Here is an slightly unclear picture of the classic Channel Island cast-on with single rib. In fact, it's so hard to see, I may edit this post later and replace it with a better picture...
But for now...
The Channel Island cast-on.
This weekend found me with a little time and a lot of curiosity, and I put both to use playing around with different cast-on techniques. I am thinking about putting together a series of advanced technique classes for the winter and one of the things I'd like to share is how to master the beautiful tubular cast-on and corresponding tubular (kitchener) bind-off. Both create an incredibly lovely edge for single or double rib. While there are several ways to achieve the tubular cast-on, the fastest method, using two strands, has proved elusive for many. So I've been investigating another approach which uses a provisional cast-on that may be easier to learn in class.
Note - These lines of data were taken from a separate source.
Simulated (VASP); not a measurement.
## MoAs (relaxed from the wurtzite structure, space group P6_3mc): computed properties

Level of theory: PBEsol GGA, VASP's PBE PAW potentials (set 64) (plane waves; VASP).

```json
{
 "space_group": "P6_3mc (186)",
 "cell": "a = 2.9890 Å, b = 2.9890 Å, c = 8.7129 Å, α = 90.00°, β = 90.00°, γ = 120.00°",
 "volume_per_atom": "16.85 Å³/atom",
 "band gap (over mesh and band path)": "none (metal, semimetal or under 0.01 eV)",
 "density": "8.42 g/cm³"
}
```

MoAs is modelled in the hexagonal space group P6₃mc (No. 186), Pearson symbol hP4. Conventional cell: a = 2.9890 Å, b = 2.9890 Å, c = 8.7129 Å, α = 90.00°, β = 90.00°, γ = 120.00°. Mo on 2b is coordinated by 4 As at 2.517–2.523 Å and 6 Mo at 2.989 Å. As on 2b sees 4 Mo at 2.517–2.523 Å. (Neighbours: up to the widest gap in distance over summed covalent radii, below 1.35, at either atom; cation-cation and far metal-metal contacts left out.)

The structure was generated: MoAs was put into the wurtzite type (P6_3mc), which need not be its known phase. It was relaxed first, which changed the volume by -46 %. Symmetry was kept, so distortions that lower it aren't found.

While looking for on-line references, I came across the CLEAREST instructions for Channel Island cast-on that I've ever seen. It creates a lovely selvedge edge of tiny picot knots when used with stockinette stitch. And it is truly spectacular in single rib. Channel Island Cast-On
After practising a few gazillion stitches, I felt a sense of peace wash over me. You think I'm joking but I'm not.... It's an amazing thing to knit a stitch that was invented hundreds of years ago by women on a couple of small islands off the coast of Normandy, to make sweaters of such beauty and function that they earned their own name: the Guernsey (or Gansey).
Back in Elizabethan times, knitting was a huge industry on these tiny, sunny, English islands where there was an abundance of sheep. In fact, knitting was so popular that a government ordinance in 1603 forbade men to knit during the summer months because the harvest was rotting. The Channel Island knitters were incredibly skillful and they made amazingly intricate designs in thick, oiled wool sweaters which fisherman wore out to sea. The legend is that every design was different so that when an unlucky fisherman washed ashore, he could be identified by the pattern of his sweater. One of the design elements was a beautiful cast-on edge of tiny picot knots, now known today around the world as the Channel Island Cast-On.
While knitting is the toddler of the textile industry, what's so endearing about it is the way in which different cultures arrived at the same end result using completely different techniques. Today, in our global world, we have the German Twisted cast-on, the Italian two-strand cast-on, the old Norwegian cast-on, the Channel Island cast-on, to name just a few. All beautiful, functional, and unique, but all leading to the same fabric: the knitted stitch.
When I worked that cast-on today, I felt a sense of place in this world. I was making something lovely that had been passed down for hundreds of years - from grandmother to mother to daughter - on a small island in the middle of a sea, and finally out to the global knitting community. Doesn't it feel great to be a part of that community?!